It was a pleasure having Mr. Avedon out here at CIA… .  I don’t know if he was as scared to come out here as I was in posing for the great Avedon, but he sure has a neat way of putting his victims at ease and I enjoyed our short time together.

George H. W. Bush and Katherine Graham. Promotional photo for

George H. W. Bush and Katherine Graham. Promotional photo for “Family Affairs” at NMAJH.


The following are the list of subjects of Rolling Stone’s photo-essay “The Family”. These photos were part of the National Museum of American Jewish History exhibit, Avedon: Family Affairs.

Bella Abzug             Carl Albert              James Angleton              Walter Annenberg
J. Paul Austin           Benjamin Bailar      Roger Baldwin                Daniel Boorstin
Jerry Brown              Gen. George Brown     Arthur Burns             George H. W. Bush
Earl Butz                    Joseph Califano       Jimmy Carter                 Emanuel Celler
César Chávez           Shirley Chisholm        Frank Church                Clark Clifford
John DeButts            Thomas Eagleton       W. Mark Felt               Frank Fitzsimmons
Gerald Ford               Thomas Gleason        Katherine Graham      F. Edward Hérbert
Adm. James Holloway     Hubert Humphrey     Daniel Inouye         Lady Bird Johnson
Gen. David Jones         Barbara Jordan          Edward “Ted” Kennedy
Rose Fitzgerald Kennedy    Henry Kissinger     Richard Kleindienst    Melvin Laird
Mike Mansfield            Eugene McCarthy      George McGovern          George Meany
Arnold Miller            Herbert J. Miller, Jr.    Daniel Patrick Moynihan   Edmund Muskie
Ralph Nader           Thomas “Tip” O’Neill         William Paley          A. Philip Randolph
Ronald Reagan      Elliot Richardson    Admiral Hyman Rickover   Nelson Rockefeller
Peter Rodino            Felix Rohatyn          A.M.Rosenthal          Pete Rozelle
Donald Rumsfeld      Charles Shaffer         William Simon         Jules Stein
I. F. Stone                  Cyrus Vance             George Wallace      Gen. Fred C. Weyand
Edward Wilson           Gen. Louis Wilson      Leonard Woodcock    Rose Mary Woods
James Skelly Wright   Andrew Young

The Other Families

Besides the portraits from the Rolling Stone piece, the exhibit “Avedon: Family Affairs” also contained several large scale murals of other different “families.”  His portrait of the Chicago Seven is notable because of the absence of Bobby Seale, who had been jailed the day before the group shot was to be taken. There is a large mural of Andy Warhol’s “Factory” denizens, notable here for containing two portraits of Joe Dallesandro–one nude, one clothed. And there is a wonderful portrait, the largest of all of them, of Allen Ginsberg’s family. The family–celebrating the publication of Ginsberg’s father’s collection of poems–is a wonderful group, disparate like all families, but very much connected. Some hold plates with cake, some hold coffee cups, one sits, the rest stand, some stare at the camera, some look away.

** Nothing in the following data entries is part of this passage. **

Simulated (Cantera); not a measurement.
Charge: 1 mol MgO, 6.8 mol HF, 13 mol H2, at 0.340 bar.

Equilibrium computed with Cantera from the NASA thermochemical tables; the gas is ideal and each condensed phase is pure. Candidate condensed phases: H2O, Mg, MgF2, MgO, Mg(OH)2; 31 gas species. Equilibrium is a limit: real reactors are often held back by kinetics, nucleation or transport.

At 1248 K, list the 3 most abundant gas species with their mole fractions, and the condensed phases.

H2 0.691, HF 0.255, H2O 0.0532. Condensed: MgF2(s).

It is a honest family shot of an American icon.

Richard Avedon, Allen Ginsberg's Family, Paterson, New Jersey, May 3, 1970 (1970).  Photo: courtesy of NMAJH

Richard Avedon, Allen Ginsberg’s Family, Paterson, New Jersey, May 3, 1970 (1970).
Photo: courtesy of NMAJH


Movie Review: The Artist and the Model dir. by Fernando Trueba…simply a masterpiece

poster for Trueba's The Artist and the Model

poster for Trueba’s The Artist and the Model

Trueba’s The Artist and the Model is the art of film raised to the highest level. Its story is poignant, its intelligence is palpable, its cinematography is mesmerizing, its acting is subtle and powerful and its beauty is breathtaking. And in a film that addresses life and art and beauty and work, it is the very face of the artist Marc Cros (Jean Rochefort) that comes to represent them all, a face that Trueba closes in on with love and craftsmanship, a face that seems to contain the very themes of the film itself.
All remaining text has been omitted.